She seems to get a good chance when, one night, an Israeli Army platoon breaks into her home and seizes it as a sort of mini-base. From now on, the aggressive officer in charge tells the family, they are restricted to the ground floor on pain of punishment. At night, they are to be locked up in the living room and not let out till morning.
This is where Costanzo’s technique takes on some meaning. His movie is shot entirely with hand-held digital video cameras and, early on, he seems to be in thrall to the light weight and long-take possibilities. During a simple conversation between Samia and a neighbor, whip pans lead one to wonder whether the camera operator strained his neck. But the technique pays big dividends when Costanzo shoots the midnight entry of the soldiers. The excited camera, twirling about in almost total darkness, tidily encapsulates subjective fear and objective frenzy. For less confrontational scenes – though confrontation of one kind or another insinuates every corner of the film – Costanzo eventually chooses less feverish approaches.
More profoundly, the dynamic camera style reflects the dynamism of the characters’ relations and attitudes. The deepest internal conflict occurs within Miriam, the only one of the family who dares to sneak upstairs to the soldiers’ lair. Hiding in an armoire, she (and, of course, the camera) spies on the Israelis as their interact with one another. In the process, they become undeniably human to her, even to the point of sharing fear.

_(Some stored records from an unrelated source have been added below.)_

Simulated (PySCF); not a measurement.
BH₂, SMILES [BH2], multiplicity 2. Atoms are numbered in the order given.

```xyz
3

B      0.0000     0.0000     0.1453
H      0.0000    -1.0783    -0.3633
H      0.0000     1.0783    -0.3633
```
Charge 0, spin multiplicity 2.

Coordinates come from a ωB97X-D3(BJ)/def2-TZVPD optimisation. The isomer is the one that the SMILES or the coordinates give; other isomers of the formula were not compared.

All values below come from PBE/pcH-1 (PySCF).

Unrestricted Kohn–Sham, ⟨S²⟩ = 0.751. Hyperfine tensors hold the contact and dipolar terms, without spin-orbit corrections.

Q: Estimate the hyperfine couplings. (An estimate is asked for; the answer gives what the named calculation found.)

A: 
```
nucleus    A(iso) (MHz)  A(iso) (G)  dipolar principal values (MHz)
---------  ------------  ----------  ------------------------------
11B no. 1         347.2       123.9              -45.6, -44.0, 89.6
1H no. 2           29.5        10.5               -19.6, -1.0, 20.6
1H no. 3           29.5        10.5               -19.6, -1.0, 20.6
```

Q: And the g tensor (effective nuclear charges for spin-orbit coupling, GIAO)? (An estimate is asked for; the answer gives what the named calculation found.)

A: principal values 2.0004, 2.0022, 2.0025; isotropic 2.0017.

Miriam’s internal deliberations are mirrored in nearly every other major character, even one of the smallest children. Not all come to the same conclusion as Miriam, but mute reflection leads each to an individual resolve. The only one not to change is Muhammad, who comes off as something of a hero. An enemy of all political violence, but determined to hold on to his family home, he is a man of both stubborn peace and peaceful stubbornness. Through his presence, Private enters the canon of those humanistic films most popularly, though not exclusively, represented by Neo-Realism.